Kat Morris is an Indigenous student currently enrolled in the Academic Upgrading Program at the College of New Caledonia. Kat is also a casual employee at the Aboriginal Resource Centre, student volunteer and a prominent figure in the college’s indigenous community.
Kat: My name is Kat Morris, I’m am from Tl’azt’en First Nation, Frog Clan, and I am in Academic Upgrading.
Damon: Have you thought about what you’re going to be moving into?
Kat: Yeah, I’ve thought about a few. I was thinking about going in Applied Business Technology, Early Childhood or Social Working.
Damon: You’ve still got a bit of time to make up your mind!
Kat: (Laughs) Yeah I do.
Damon: So what drove you to apply at the college? What was the thing that lead you here?

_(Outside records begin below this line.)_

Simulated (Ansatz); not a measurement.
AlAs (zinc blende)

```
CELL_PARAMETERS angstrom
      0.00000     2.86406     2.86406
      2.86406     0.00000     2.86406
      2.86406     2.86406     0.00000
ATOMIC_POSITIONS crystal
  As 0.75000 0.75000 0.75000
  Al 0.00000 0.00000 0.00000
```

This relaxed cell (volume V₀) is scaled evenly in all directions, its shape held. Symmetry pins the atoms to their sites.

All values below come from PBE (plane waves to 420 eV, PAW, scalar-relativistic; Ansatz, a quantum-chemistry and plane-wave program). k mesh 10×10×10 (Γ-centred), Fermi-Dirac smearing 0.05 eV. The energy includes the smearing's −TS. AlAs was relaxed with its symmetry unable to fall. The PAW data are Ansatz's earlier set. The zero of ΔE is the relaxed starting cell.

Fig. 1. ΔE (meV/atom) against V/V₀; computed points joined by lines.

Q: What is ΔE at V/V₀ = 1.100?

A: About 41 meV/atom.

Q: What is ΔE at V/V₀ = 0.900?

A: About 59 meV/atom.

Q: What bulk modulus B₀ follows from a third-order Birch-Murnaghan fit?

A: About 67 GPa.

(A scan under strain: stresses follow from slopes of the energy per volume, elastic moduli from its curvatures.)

Kat: Well, one day my friend applied for schooling at the college and I thought to myself ‘oh I should maybe do that’. So I went up to the registrar and asked them how to apply for upgrading and what the steps are for it. ‘Well you need 15 bucks to sign-up for the EMAT test’ she said, which is the English/Math test that you need to get into academic upgrading. I looked in my wallet and I kid you not, only had 15 bucks in there. I said to myself ‘Oh my god, I actually have 15 bucks in there. Here you go.’ So I took the test, and I got into MATH 028 and ENGL 030.
Damon: So that was it, huh? You came here with 15 bucks and a dream.
Kat: (Laughs) Pretty much! I did not know about my financial layout, as I could only get grants or funding if I took post-secondary courses. I’ve had to do only 1 course per semester, which has taken a very long time.
Damon: So, afterwards, you get involved with the ARC (Aboriginal Resource Centre). You’ve been here as long as I’ve been in the college and are very active in supporting the day-to-day things going on here, how did that begin?
Kat: I didn’t really know too much about the ARC when I started. One day I was walking by and I came in. I sat down and everyone just seemed friendly. I felt accepted, I felt like I belonged here. After that, I started coming here all the time. I knew that they had computers, and I did all my English courses here. There was a tutor here named Danuta (formerly Danuta Holm, now Danuta Gigliotti) who was also an instructor of mine who helped me out so much. After a while, Darlene started to come to me for help around the ARC, ‘we need you to do this, we need your help with this.’ One day Darlene came to me and asked me if I wanted to work at the ARC. I couldn’t believe it. ‘This is crazy man, I can’t work and go to school.’ But I did, and I never thought I would be able to do that. But I did!
Damon: What’s moment stands out to you during your time here?
Kat: Well, the teachers were really helpful. I wanted to give up a couple times. I remember when my brother passed away, my teacher came up to me at a time where I didn’t want to do anything anymore. He told me that I could always try again the next semester, and I came back and I actually did it.
Damon: Anything else you would like to add to this? It is your story, after all.
Kat: I forgot to mention, but before I came to the college I had a lot of troubles in life. I used to drink, and do drugs, and made my choices revolving around that. After a bit of personal work and time in rehab, I decided I didn’t want to be wrapped up in that any more. I’ve been sober for 6 years, on May 2nd.
Damon: You should be very proud of that.
Kat: I am. Sometimes math is a struggle, and I feel like giving up. I just don’t. I just keep going, and ask for help. I go to Dennis, he’s a big help for me. It’s been good. It’s been a good journey, a good walk. Everybody has their ups and downs, you can make it through it. Everybody can.
Damon: Considering your story, your path. What message has come out of it? What’s something you think other students can take out of your story?
Kat: If you have a dream, don’t give up on it. Just keep going, because one day you’re going to have that dream in your hands and it is going to be the greatest feeling in the world.